Nation & World

‘Human Rights as Public Service’

4 min read

Carr Center uses 10th anniversary to mark advances in human rights

A look back at the decade and a look around the next corner were both on the agenda at Wednesday night’s (Oct. 21) Harvard Kennedy School forum, “Why Human Rights Matter: Human Rights as Public Service,” celebrating the 10th anniversary of the Carr Center for Human Rights Policy.

Founded in 1999 with a gift from Harvard Kennedy School (HKS) alumnus and voicemail entrepreneur Greg Carr, the center seeks to train future human rights leaders and to lead policy debates by working with governments, human rights organizations, and other groups —  such as corporations and the military — not traditionally considered players in the field. Expanding the definition of human rights to include such nontraditional participants was a recurring discussion theme.

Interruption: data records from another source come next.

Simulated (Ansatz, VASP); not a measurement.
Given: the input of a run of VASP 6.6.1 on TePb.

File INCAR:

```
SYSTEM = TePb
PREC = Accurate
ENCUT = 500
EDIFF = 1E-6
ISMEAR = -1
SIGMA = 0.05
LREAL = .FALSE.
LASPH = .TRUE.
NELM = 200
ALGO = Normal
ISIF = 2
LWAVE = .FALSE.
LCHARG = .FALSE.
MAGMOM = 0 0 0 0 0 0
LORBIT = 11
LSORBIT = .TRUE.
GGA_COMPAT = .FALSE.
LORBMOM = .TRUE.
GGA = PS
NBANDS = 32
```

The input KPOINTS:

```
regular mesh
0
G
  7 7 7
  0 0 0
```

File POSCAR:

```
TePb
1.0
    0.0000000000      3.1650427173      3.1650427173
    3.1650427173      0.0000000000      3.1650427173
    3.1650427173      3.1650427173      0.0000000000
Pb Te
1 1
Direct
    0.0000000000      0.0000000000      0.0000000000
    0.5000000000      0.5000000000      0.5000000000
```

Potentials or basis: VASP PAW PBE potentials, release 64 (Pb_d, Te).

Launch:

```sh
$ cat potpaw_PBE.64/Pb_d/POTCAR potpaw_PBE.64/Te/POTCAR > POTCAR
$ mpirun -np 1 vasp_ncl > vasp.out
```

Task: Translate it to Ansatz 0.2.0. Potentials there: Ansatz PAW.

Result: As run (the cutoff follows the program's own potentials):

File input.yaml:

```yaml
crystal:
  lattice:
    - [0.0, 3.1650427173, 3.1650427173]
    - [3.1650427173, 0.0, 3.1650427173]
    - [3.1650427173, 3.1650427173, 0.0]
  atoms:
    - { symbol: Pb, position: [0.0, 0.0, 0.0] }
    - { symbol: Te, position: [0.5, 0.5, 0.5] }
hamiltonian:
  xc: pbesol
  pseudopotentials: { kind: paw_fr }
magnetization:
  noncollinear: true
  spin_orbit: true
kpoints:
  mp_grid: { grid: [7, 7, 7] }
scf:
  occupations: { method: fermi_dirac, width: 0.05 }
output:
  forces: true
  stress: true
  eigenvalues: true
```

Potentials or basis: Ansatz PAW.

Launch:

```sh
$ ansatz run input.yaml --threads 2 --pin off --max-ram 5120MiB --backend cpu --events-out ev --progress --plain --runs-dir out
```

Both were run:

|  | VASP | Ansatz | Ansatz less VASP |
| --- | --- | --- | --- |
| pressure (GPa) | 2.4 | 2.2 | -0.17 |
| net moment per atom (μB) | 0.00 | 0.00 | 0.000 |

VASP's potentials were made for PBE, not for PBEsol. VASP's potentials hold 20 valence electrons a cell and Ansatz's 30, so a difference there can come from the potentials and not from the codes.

“None of [those working with the center] from the beginning were traditional human rights specialists,” said Samantha Power, the Carr Center’s founding executive director and a Pulitzer Prize–winning author. “That informed the way we looked at human rights — not a narrow-based approach, but in a sense centering on how to increase human welfare. What FDR called freedom from fear and freedom from want.”

One of the most gratifying aspects of her work with the Carr Center, Power said, was to see how questions being asked 10 years ago were no longer on the table. On the other hand, she asked, if “everyone” agrees that human rights protections are necessary, “Why do things still lag behind?”

But Sarah Sewall, the center’s director from 2005 until this year and a lecturer in public policy at HKS, said she wasn’t sure the fundamental questions had indeed changed. “The questions are still: What are human rights and how best to promote them,” she said. Other questions touched on during the evening concerned how to galvanize a multifaceted response to human rights issues, and how to “move not just American machinery,” as Power put it, “but also international machinery” on issues such as global warming, human trafficking, mass atrocities, and state-building.

Parallels to the human rights issues of a decade ago continue. Among its early efforts, the Carr Center retrospectively examined Power’s support of using force in Bosnia, which she covered as a journalist for The New Yorker, Time Magazine, and other publications, and the same position taken regarding Kosovo by Michael Ignatieff, director of the Carr Center from 2000 to 2005 and the author of “Virtual War: Kosovo and Beyond.” In both cases, panelists pointed out, military intervention was vindicated.

“Ten years has completely changed the way we look at these things,” said Rory Stewart, the center’s current director and the moderator of the panel. “After Bosnia, it may have seemed intervention was a good thing. Now, after Iraq and Afghanistan, it’s far from obvious.” In those countries, he pointed out, “Frankly, it’s not quite clear to us what we hope to achieve.”

But by the end of the evening what was clear was that the center, at least, had achieved much in its first decade, including making substantial contributions to discussions on genocide, state-building, national security, the responsibility to protect, and civil rights.

Stewart ended the evening by saying the anniversary was “a very, very exciting moment for us.” He didn’t want to seem self-congratulatory, however. “We don’t have all the answers,” he said. In many cases, he said, “it can be very difficult to decide what to do.”

In working toward that end, he added, the center tries to keep in mind two slogans. The first, from Ignatieff, extols “pessimism of intellect and optimism of will.” The second, from Harvard man T.S. Eliot, maintains that “The only wisdom we can hope to acquire is the wisdom of humility: Humility is endless.”